In the series of posts titled ”How to survive...”, let me introduce you some tips on how to survive a native American sweat lodge ceremony, known as 'Temascal' or 'Temazcal'.
There is a lot of mysticism around the ceremony, so let's demystify some facts!
The ceremony does not include drinking or smoking any hallucinogenic substances! The tobacco smoked for cleansing purposes is pure, natural tobacco and you can only take a couple of hits or not to smoke at all. I'm sure that the smoke from the bonfire alone is cleansing enough. Do not expect either to have a peek on the private parts of the other participants: I suppose that like us, most of the time in this ceremony people wear their swimwear.
In the beginning, all the participants (we were 11) of this ceremony gathered around a bonfire that had been set up earlier that day. One of the participants was burning aromatic Palo Santo wood and Manush, a Canadian with some North American native Indian ancestors told us stories about how the ceremony usually goes in his tribe. For example, our group consisted of both men and women, but in his tribe it was more common that men sweat in their own group and women sweat in their own. In some cases, warriors form a third group and they sweat apart. The sweat is considered as an offer and the ceremony itself is an offering ceremony to honour the ancestors, Mother Earth and the elements of nature.

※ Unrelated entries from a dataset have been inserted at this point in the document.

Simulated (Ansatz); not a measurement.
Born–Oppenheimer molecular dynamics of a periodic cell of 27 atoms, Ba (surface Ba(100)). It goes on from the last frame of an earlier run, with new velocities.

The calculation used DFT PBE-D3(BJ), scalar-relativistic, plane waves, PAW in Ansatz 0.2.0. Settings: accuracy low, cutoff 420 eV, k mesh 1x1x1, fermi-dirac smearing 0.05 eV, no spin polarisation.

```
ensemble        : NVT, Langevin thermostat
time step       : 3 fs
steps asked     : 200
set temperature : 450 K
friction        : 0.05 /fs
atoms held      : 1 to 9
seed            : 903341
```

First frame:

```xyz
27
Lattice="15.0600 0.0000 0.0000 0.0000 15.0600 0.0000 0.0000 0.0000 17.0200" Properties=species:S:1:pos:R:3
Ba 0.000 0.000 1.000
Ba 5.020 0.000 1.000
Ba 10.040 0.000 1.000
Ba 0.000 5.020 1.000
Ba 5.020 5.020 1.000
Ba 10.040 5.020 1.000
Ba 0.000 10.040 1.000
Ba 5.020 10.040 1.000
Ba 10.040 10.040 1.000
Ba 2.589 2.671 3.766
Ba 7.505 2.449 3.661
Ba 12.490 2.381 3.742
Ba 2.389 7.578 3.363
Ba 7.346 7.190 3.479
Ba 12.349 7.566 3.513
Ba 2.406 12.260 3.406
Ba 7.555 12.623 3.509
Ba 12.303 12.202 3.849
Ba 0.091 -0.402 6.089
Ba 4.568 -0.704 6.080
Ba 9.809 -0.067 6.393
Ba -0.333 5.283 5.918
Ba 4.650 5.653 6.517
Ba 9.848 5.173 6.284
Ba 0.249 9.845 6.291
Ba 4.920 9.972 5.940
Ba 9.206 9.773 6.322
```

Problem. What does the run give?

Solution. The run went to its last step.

Apart from Palo Santo wood, Agua Florida was used for pre-sweating purification. Agua Florida is simply flowered water that is used in many religious ceremonies in South America. I have bought myself a small bottle from the market, because I like the smell. You can find it any market, basically, and it will cost you something like two US dollars for a small bottle. So we just splashed some Agua Florida on our hands and faces like cologne, as a part of the ritual.
Once we were all in and sitting in a circle, we started singing and some participants played instruments too. The ceremony includes four 'doors'. It means that the door of the tent -which by now was closed -was opened for times, each time to bring more hot stones into the fireplace. Each door represents one element of nature: the water, the air, the earth and the fire and the stones represented the spirits of the ancestors, Every time the door open and new hot stones were brought in, we greeted them by saying all aloud 'A-Ho!'. ”A-Ho Ancestors”, ”A-Ho the Great Spirit”!
In between the stones we were singing, and every one could think about someone to offer his or her sweat, either quietly or by sharing with the others, or address a prayer. Anybody could also propose a song. I must admit it's not always easy to sing along in many different foreign languages....But there were two simple songs we were singing probably the most, and in fact, they knd of got stuck in my head for quite a long time, so I will share the lyrics here as I remember (or don't):
Bienvenidos, bienvenidos abuelos (---a part that I don't remember---), mensajeros de la paz
Translation: Welcome, welcome ancestors (---), messengers of peace
Tierra mi cuerpo, Aire mi aliento, Agua mi sangre, fuego mi esprítu.
Translation: Earth is my body, Air is my breath, water is my blood, fire is my spirit.
Before the ceremony I was worried that it may get too hot in there and I would start to feel dizzy, despite the fact that I love saunas and hammams and I am very used to them -being a Finn and having spent quite long periods of time in Morocco- I was suspicious of sitting on the ground in a relatively small tent with some smoke inside made me feel claustrophobic. But there was absolutely no need to worry, and it did not get too hot at all. On the contrary, at some point I had to approach the stones, because I felt cold air at my back, entering from under the tent and it did not feel pleasant. Thinking of it now, that was the only unpleasant aspect of the whole ceremony.
Once we had gone through all the four doors and sitting in a tent for about two hours, it was time to go out. The plan was to go back to the bonfire, rince ourselves with water where some flowers had been cooked for the whole day, then dress up and stay sitting at the warmth of the bonfire. But unfortunately, while we were sitting in the sweat lodge it had started raining (abuelos, you heard us? Did someone in the group pray for the rain?), so we just quickly grabbed our clothes and went inside to take a shower and change.
The ceremony had the relaxing effect of a sauna, and I had the best sleep that night, and quite weird dreams as a bonus. Ancestor trying to communicate something?